The Bangladesh Railway will purchase 70 diesel-electric metre-gauge locomotives to strengthen services across the country.
The Standing Committee on Non-Concessional Loan approved the funds on Tuesday for purchasing the locomotives, nine years after the project was taken up. The decision was made at a meeting chaired by Finance Minister AHM Mustafa Kamal at the finance ministry.
The railway ministry will get $280 million in non-concessional loans from the Standard Chartered Bank and Sumitomo Mitsui Banking Corporation. The loan is non-concessional because the grant element is 17 percent.

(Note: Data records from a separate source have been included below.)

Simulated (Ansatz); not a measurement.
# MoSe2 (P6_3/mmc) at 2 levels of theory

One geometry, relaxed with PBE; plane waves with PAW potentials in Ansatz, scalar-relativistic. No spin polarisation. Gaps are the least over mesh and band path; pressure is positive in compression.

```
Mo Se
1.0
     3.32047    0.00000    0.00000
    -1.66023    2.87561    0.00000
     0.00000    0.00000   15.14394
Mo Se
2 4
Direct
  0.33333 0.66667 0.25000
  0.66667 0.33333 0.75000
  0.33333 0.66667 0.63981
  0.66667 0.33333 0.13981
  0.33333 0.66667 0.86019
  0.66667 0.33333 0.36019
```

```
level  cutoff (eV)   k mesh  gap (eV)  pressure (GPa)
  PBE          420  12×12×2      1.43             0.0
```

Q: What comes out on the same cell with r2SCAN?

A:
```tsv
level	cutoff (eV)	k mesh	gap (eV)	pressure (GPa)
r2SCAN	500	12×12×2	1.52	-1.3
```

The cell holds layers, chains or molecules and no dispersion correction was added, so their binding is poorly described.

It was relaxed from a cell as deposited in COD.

According to the International Monetary Fund guidelines, a loan is considered concessional when the grant element is above 25 percent. The interest burden will be calculated at six-month average of London Interbank Offered Rate, plus 2.40 percent.
Non-concessional loan is a loan extended by an international organisation to a country, on terms that are more generous than the standard market loan terms.
The project got a go-ahead at a meeting of the Executive Committee of the National Economic Council in 2011. The duration for implementation was until June 2017, but later it was extended up to 2024.
The delay was mainly because no soft loan could be managed from any development partner. Tenders were floated twice in 2011 and 2013, but there were no responses.
Then for the third time, tender was floated in 2014, and five companies had submitted documents. The lowest bidder was Vossloh Espana SA Spain.
But the cabinet committee on purchase decided to give the purchase order to the second lowest bidder Hyundai Rotem Company, Korea.
At present, only 262 locomotives are operating throughout the country. Among them, 206 have already expired, but most of these locomotives continue to run.
Run-down locomotives are a major reason why train schedules are hampered frequently. They break down half-way through the journey from one destination to another, and need repeated repairs in close intervals.
Moreover, spare parts are not available for the decades-old machinery.